I. Basis for Imposing Liability for Non-contractual Damages
In accordance with Clause 1 and 3, Article 584, Civil Code 2015, the liability for non-contractual damages shall arise based on the following grounds:
“1. Anyone who engages in conduct that infringes upon the life, health, dignity, reputation, honor, property, rights, or legitimate interests of others, resulting in damages, must provide compensation, except as otherwise provided by this Code or other relevant laws.
3. In cases where property causes damages, the owner or possessor of the property shall be liable for compensating the damages, except in cases where the damages occur as specified in Article 2 of this Code.”
However, according to Clause 2, Article 584 of the Civil Code, the person causing the damage shall not be liable for non-contractual damages if there is an event of force majeure when performing the act.
II. Who is Responsible?
The situation of a rented room fire gives rise to liability for non-contractual damages involving damaged property, which may include the building itself, its contents, and potentially harm to individuals, as well as damage to neighboring properties. Depending on factors such as the fault of the party performing the action, the causal relationship between the action and its consequences, and whether the action is in violation of the law, we can distinguish the following cases:
Case 1: The consequences result entirely from the fault of the tenant
In cases where the tenant’s actions lead to the fire, whether intentional (such as deliberately setting the house on fire) or unintentional (such as accidentally causing a fire by dropping a lit cigarette onto flammable materials), the tenant is fully responsible for compensating the damages to the landlord and neighboring properties (if applicable).

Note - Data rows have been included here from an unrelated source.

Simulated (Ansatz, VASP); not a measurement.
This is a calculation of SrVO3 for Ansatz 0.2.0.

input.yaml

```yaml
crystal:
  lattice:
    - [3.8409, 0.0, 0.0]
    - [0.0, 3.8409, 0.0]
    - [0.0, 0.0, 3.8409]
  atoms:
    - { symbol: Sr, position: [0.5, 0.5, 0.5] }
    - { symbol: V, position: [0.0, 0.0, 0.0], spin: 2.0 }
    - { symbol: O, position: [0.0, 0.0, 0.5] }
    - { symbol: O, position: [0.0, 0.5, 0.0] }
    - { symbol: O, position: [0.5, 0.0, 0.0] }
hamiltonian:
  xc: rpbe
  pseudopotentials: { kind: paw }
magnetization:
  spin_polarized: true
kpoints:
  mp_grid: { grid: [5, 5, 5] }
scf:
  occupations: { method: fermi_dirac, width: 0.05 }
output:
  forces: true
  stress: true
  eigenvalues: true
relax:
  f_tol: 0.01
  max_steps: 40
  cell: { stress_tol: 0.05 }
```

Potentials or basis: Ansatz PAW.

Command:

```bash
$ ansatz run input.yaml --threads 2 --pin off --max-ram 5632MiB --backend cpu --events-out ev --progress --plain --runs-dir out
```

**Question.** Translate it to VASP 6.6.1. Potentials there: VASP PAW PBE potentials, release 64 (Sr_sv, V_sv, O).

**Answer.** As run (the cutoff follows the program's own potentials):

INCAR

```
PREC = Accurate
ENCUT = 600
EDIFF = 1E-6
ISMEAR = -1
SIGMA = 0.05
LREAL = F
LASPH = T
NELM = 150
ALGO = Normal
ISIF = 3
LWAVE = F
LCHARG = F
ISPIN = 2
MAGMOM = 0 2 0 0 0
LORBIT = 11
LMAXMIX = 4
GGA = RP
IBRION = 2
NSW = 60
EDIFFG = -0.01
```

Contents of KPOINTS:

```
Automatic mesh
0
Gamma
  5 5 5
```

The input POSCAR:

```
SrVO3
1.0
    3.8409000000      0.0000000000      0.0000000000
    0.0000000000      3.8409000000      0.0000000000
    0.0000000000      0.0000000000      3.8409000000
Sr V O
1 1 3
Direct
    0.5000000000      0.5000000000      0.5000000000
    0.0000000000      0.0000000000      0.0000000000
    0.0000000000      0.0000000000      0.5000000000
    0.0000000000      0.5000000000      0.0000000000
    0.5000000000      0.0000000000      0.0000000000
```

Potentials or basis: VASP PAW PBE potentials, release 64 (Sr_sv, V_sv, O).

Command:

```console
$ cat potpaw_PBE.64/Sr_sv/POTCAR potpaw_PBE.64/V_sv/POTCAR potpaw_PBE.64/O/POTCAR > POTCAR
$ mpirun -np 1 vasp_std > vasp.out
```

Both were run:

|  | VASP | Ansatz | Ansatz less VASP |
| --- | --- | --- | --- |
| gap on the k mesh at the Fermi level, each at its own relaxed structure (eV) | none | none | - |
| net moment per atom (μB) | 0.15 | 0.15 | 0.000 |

Case 2: The consequences result entirely from the fault of the landlord
If the house fire occurs due to the fault of the landlord, for example, if they did not meet fire safety standards during construction, then the landlord is solely responsible for their actions and cannot demand compensation from the tenant. In cases where the fire causes harm to the tenant and other neighboring properties, the landlord is liable for compensation.
Case 3: The consequences result from the faults of both the tenant and the landlord
In this scenario, both the tenant and the landlord are responsible for compensating the damage that corresponds to their respective faults. In cases where it is impossible to determine the degree of fault for each party, Article 587 of the Civil Code of 2015 applies: “… if the degree of fault cannot be determined, they must compensate for the damage equally.”
III. Cases Where the Person Causing Damage is Not Liable
Based on Clause 2, Article 584, Civil Code 2015:
“2. The person causing damage shall not be liable to compensate for the damage in cases where the damage arises from an event of force majeure or is entirely the fault of the injured party, except in cases of other agreements or different legal provisions.”
Accordingly, there are two situations in which the person causing damage is not liable:
– When the consequences result from an event of force majeure.
– When the person causing damage is at fault, but the fault lies entirely with the injured party.
Based on Clause 1, Article 156, Civil Code 2015, a force majeure event is defined as “an objective event that cannot be foreseen and cannot be overcome despite the application of all necessary measures and capabilities.”
In both of these cases, the person causing damage is not liable for compensation, unless there are other agreements or different legal provisions stipulating otherwise.